Award-winning filmmaker Ava DuVernay released a series on Netflix about a year ago about the Central Park Five. The series, When They See Us, takes a look at how race played a role in the guilty verdict of five young African American men, who were accused of raping a white woman in 1989, despite a lack of evidence linking them to the crime. The men were exonerated many years later after another man confessed.
When DuVernay spoke to Inside the Issues, news of George Floyd’s death was just beginning to emerge. She shared what inspired her to create Array 101, a free, online learning companion that pairs with the film When They See Us, saying after she directed the film Selma, people began asking her where they could find more information on issues such as systemic injustice.
“[With the documentary] 13TH, it was even more intense. So many people wanted to take action, wanted to know more, felt activated and ignited by the information they received in the film, which is really a primer, just the tip of the iceberg, of what we should know and what we should be learning, and I didn't have as many tools to share,” she said.
When searching for resources to find answers to these questions, she couldn’t find what she was looking for, so she created Learning Companions, designed to “deepen the conversation and inspire personal action” after viewing the series, according to the company’s website. Array 101 is an extension of DuVernay’s film distribution company, Array, which releases and produces films focused on people of color and women.

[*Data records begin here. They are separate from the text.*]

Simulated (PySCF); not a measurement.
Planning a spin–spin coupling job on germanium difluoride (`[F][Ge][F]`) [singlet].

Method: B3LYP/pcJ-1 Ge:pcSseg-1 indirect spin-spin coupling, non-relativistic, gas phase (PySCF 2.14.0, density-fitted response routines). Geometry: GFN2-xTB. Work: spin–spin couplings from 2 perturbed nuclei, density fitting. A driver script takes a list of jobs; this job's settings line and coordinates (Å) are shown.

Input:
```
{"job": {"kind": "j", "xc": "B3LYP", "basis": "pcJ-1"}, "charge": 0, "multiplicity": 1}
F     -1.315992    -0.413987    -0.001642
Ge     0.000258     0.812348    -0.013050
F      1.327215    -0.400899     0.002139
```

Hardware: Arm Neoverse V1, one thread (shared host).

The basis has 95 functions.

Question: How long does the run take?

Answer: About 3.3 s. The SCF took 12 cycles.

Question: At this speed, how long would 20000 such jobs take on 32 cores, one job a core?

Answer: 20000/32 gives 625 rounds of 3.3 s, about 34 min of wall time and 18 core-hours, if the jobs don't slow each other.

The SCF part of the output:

“We’re hoping this is an example to our industry that it is going to take the entertainment industry, the storytellers, to connect with the students and schools. It's really difficult for educators to reach us. It's easier for us to reach them if we just put our back into it. That’s what we’ve tried to do,” she said.
There’s a math lesson for the film When They See Us, a film about social justice, civil rights and criminalization, which invites students to go through data statistics that are available from major metropolitan cities like New York.
“We teach kids how to read math statistics about crime and how to put together those numbers to understand a disproportionate arrests of certain people, mostly black men in certain areas and those arrests do not mean that black people commit more crime, it means they are arrested on the suspicion of more crime than their white counterparts who are committing the same amount of crime and different kinds.”
Another lesson invites kids to create a news report about the Central Park Five from two perspectives: one as if the boys were innocent and one as if they were guilty.
“We have the kids do both of them until you get to the end of the lesson and you tell kids that journalists should not have a perspective on either,” she said. “You should remain agnostic and unemotional about it. We’re teaching kids about journalistic ethics.”
DuVernay said the learning companions will be out for everything they produce, create, and distribute.
“So, that’s my new thing. Be the bridge. There has to be a bridge between places,” she said. “What we’re trying to do is understand that we need to provide context for our rage, so that can become active and only knowledge of history and precedent does that.”